Vermin. Rodents. Pests. No matter how you feel about them, mice over the years have been portrayed to be many things from many different media. From the comical and curious Jerry from “ Tom and Jerry “, to the acclaimed Mickey Mouse, they seem to have been everywhere.

Yet this representation of them in the media as curious and cunning has not produced the most desired attention for their worldly counterparts. The global rodent control market was valued at $2.4 billion in 2019, and is projected to reach $3.9 billion by 2027, and this coupled with a staggeringly low 12 - 14 % escape rate means these mice have the odds against them.

But it is not all doom and gloom as the quote goes. Or is it ? After all, we barely see these creatures crawling around during the day. Where are they ? For most of us, the desired answer would be not in our house, but on average the British Pest Control Agency (BPCA) receives 80,000 callouts a year. This is just the known number. There are many mice that are living life under the radar, in the gloom. 

If we see popular pop portrayals of them, such as Jerry, they have a mouse hole tucked away in a wall leading to a vastly elaborate living environment. And you could say somewhat that they do actually have an elaborate living environment. Not with mini sofas and tables unfortunately. 

Mice typically enter through cracks and holes similar to those in entertainment. Once inside, mice build nests in hidden areas near food sources. Homeowners may also find them living in attics, wall voids, under cabinets or inside crawl spaces. Essentially, they like to keep up the ante and tend to move from one place to another in the house under the shade of night or when there is nobody home.
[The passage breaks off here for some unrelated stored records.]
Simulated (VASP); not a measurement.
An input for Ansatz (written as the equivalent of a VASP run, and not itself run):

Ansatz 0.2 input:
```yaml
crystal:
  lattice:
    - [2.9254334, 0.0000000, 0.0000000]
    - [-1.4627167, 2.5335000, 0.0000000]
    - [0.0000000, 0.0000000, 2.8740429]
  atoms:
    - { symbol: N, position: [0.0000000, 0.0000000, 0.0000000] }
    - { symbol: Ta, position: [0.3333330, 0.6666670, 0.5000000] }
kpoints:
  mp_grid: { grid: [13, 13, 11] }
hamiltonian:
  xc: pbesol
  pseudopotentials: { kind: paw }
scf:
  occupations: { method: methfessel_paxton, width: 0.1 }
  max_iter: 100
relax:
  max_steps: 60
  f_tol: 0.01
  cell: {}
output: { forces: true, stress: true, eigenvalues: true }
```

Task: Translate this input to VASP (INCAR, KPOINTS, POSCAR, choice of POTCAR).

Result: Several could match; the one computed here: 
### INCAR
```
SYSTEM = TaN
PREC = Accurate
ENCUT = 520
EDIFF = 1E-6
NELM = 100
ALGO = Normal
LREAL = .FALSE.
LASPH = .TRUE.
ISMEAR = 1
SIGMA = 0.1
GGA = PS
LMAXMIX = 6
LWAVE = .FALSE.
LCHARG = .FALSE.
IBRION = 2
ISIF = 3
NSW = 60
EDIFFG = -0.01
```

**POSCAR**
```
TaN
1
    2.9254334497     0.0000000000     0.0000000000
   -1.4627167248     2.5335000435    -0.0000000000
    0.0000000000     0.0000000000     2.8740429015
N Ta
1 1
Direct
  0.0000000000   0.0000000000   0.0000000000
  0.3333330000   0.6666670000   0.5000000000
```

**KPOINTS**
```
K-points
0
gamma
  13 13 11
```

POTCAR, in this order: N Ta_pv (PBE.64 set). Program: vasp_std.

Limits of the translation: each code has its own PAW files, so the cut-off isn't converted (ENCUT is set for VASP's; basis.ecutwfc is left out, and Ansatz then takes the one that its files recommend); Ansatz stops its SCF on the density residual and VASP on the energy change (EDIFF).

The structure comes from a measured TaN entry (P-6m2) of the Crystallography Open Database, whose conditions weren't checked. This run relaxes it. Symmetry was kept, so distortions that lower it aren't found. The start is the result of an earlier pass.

Why, though ? Why do you or anybody else in the world have these animals scurrying around the house ? In the UK, the most common reason is the change in the seasons and with urbanisation, many once wild mice have chosen the much cosier choice of a heated home with ample food over that of a den and foraging for some measly seeds and fruit.

Finally, The Question you have all been waiting for. The Cat and Mouse debate. Yes and No. The long fuelled rivalry between these two animals is not completely a result of the media. Cats genuinely have the ability to hunt mice. But as a pest solution, I think it is better to let your cat have a rest.